Closed iankronquist closed 9 years ago
Apparently this wasn't a serious proposal. I'll close this.
For the record, we're more likely to go down the path of full isolate support. That's more or less equivalent to the cluster module but with everything contained in a single process.
It's not on any roadmap because it's mainly an optimization, not a feature. It would allow optimizing operations like sending or receiving binary data between processes; instead of several read/write system calls, just a memory copy or maybe even a pointer swap would do.
We could hack something like that into the current cluster module if libuv supported shared memory; but it doesn't and making it work reliably on all platforms is not trivial.
@bnoordhuis +1 for that optimisation - the poor performance of IPC in the cluster module is really unfortunate, it means that it's basically impossible to use things like leveldb effectively.
The problem: I want to create a data store with node, using leveldb as a storage backend. Leveldb can only be used by a single process, so ideally I'd run that in the master
process and share it between N worker
processes. The workers would do most of the work, dealing with things like accepting HTTP requests, query parsing, serialisation, validation etc, before sending the query off to leveldb and then formatting the response for the request. Unfortunately the IPC call that requires at the moment totally kills performance. The node leveldb community has come up with things like multilevel to hack around the issue but it's around 10x slower than using leveldb directly. Having a fast way to do this stuff would enable a lot of applications which are currently just too damn expensive.
Is there something fundamental that prevents https://www.npmjs.com/package/webworker-threads from being rolled into iojs/node
@basarat most threading packages on npm just spin up a new isolate inside a thread with some custom API for message passing. What is desirable is to have full-blown instance instead (event loop, require
, etc)
Has there been any movement on WebWorkers in io.js - any available implementations that work properly?
Wow, that github thread is massive. I can't figure out if the change got merged in, whether it is still behind an experimental flag or not.
It would be perfect for me - at the moment I have my own pseudo-worker implementation using cluster.fork(), but the performance is roughly ten times slower in message passing that I see when using a web worker inside Chrome.

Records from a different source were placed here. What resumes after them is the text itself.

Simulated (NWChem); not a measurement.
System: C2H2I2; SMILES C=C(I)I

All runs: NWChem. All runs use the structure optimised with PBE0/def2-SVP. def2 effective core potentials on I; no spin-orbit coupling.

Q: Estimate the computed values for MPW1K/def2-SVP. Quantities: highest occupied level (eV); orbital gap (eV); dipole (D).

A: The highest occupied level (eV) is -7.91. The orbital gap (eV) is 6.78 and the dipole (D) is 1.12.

What exists and what is lacking
io.js, understandably, does not have any threading primitives, and gives the outward appearance of being single-threaded. There do exist multi-process primitives which act like popen. Threads and processes serve a very similar purpose but are fundamentally different.
Where webworkers fit
Implementing webworkers in io.js would allow developers to share code between the server and the client. Webworkers are designed for exactly the type of expensive and long running work which server side web applications often perform. It should be noted that webworkers are not part of any javascript standards. Instead, they are part of the HTML standard, and in some companies managed by the teams which work on the DOM.
Use in the community
There already exists an NPM package which emulates the behavior of webworkers. On the one hand, this indicates need from the community, on the other hand it indicates that there exists a method of using webworker APIs and sharing code, potentially obviating the need for a native code implementation. However, a native code implementation could be more efficient. In a similar vein, there exists a plethora of packages for managing web workers, using web workers in iframes, and other purposes. Web workers are widely used by the JS community. Members of the TC have indicated interest in integrating web workers into io.js. I cannot find any bugs in the joyent/node bugtracker which reference web workers. This may indicate that web workers are not actually desired by the community, or that webworkers are a newly emerging standard which arose after node.
What belongs in io.js
Obviously the io.js community doesn't want to implement
the monstrosities which lurk in the DOMcomplicated standards which do not serve the focus of the community. Nor do we want to implement things for which there already exist easy to use and powerful alternatives. However, webworkers offer a powerful, standardized API for running simultaneous javascript tasks.